Skip to main content

Wiki module

Self-hosted specifications and knowledge with an AI-traversable dependency graph. Lets defence and corporate tenants author, link, and search documentation entirely on tenant-owned infrastructure — no third-party SaaS.

  • Source: apps/wiki/
  • Schema: wiki
  • Project Tracker prefix: PLT-* (delivered under the Shared Platform project)
  • Hosting: sub-zone in the multi-zone topology — served at /wiki, rewritten by the Directory shell via WIKI_ZONE_URL. Preview/local deployments serve standalone at /.

Capabilities

  • Spaces — top-level organisational containers. Every page belongs to exactly one space; child pages must be in the same space as their parent. A per-tenant Default space is created lazily on first page creation. See Spaces for full details.
  • Markdown pages with YAML-style frontmatter, organised in a parent/slug hierarchy within a space.
  • Typed links between pages (depends_on, supersedes, references, implements) forming a dependency graph.
  • Full-text search, tenant- and classification-scoped via row-level security; filterable by space.
  • Attachments with short-lived signed download URLs (storage provider never disclosed).
  • Per-page classification (UNCLASSIFIEDSECRET) enforced in RLS, not by frontmatter convention.
  • Every mutation writes a universal-audit-log row and publishes a wiki.* domain event (payloads never carry the markdown body, preserving tenant/classification isolation).

Page fields

Beyond the title, slug, body, frontmatter, and classification, a page carries two machine-facing fields used by the agent walking skeleton (PLT-194):

  • summary (string | null) — a machine-readable 1-3 sentence tl;dr triage signal. It lets a consumer (MCP list output, a per-space index page) decide whether a page is relevant without pulling the full body. NULL is valid — human-authored pages typically leave it unset. Accepted on both create and update.
  • is_agent_owned (boolean, default false) — distinguishes agent-owned pages from human-authored ones, so a later automated pass knows which pages are safe to overwrite. Accepted on create only and surfaced read-only; its write-gate enforcement is deferred. Human-authored pages keep the false default.

Recognized page types

page_type is a free-form TEXT column — it is not constrained to an enum. The platform recognizes a documented vocabulary by convention (KNOWN_PAGE_TYPES in apps/wiki/src/lib/schemas/page.schema.ts), but any non-empty string up to 64 characters is accepted:

  • Existing values: spec, page, doc, runbook.
  • Walking-skeleton values: source_summary (an agent's digest of an external source), index (the per-space root navigation hub), index_spoke (a per-topic catalog spoke, PLT-281 — many per space), and log (records ingest events chronologically).
  • Ingest values: source (the raw, pasted external source text — the provenance anchor for a source_summary's derived_from link), maintenance_schema (an optional per-space contract page read at ingest time to load any space-level instructions; absence is advisory-only, not fatal).
  • Fan-out values (PLT-203): entity (a named domain concept or actor), concept (a higher-level abstraction, pattern, or principle), synthesis (a cross-cutting page that compiles relationships or comparisons across entities/concepts). These are the only pageType values the ingest fan-out create op accepts — the FanoutPageSchema narrows to exactly these three while the generic CreatePageSchema.pageType remains free-form.

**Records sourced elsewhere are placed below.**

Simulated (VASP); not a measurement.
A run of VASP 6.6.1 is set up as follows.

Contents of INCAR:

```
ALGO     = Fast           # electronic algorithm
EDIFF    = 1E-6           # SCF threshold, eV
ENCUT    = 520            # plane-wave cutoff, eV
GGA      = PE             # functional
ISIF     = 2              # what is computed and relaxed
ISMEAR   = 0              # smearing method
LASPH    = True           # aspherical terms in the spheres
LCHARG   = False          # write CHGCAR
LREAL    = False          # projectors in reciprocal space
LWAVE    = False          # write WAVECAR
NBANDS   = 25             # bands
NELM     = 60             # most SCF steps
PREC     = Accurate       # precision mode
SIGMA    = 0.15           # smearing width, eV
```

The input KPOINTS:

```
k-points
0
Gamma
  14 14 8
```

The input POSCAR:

Pages can be linked with typed edges stored in wiki.page_links. Five link types are supported:

link_typeMeaning
depends_onThe source page depends on the target page.
supersedesThe source page replaces / obsoletes the target page.
referencesThe source page cites the target page.
implementsThe source page implements the spec in the target page.
derived_fromThe source page is derived (summarised, distilled) from a specific revision of the target page.

The derived_from link type is the PLT-197 provenance edge. It differs from the others in two ways:

  1. It requires a source_revision_num — a positive integer that records which revision of the target page the summary was distilled from. This lets a reader detect when the source has since been updated.
  2. It is validated at the service layer: LinkService.create asserts that the referenced revision exists before inserting the link.

The source_revision_num column is enforced by a DB-level CHECK constraint: it must be non-null exactly when link_type = 'derived_from', and null otherwise.

R2 guard — source_summary pages must carry provenance

A source_summary page must carry an outgoing derived_from link at all times. This invariant is enforced in PageService:

  • Create: a POST /api/pages (or create_page MCP call) with pageType: 'source_summary' and no derivedFrom field returns 400.
  • Update: a PATCH /api/pages/:id that would result in a source_summary page (via pageType conversion) but the page has no existing derived_from link also returns 400.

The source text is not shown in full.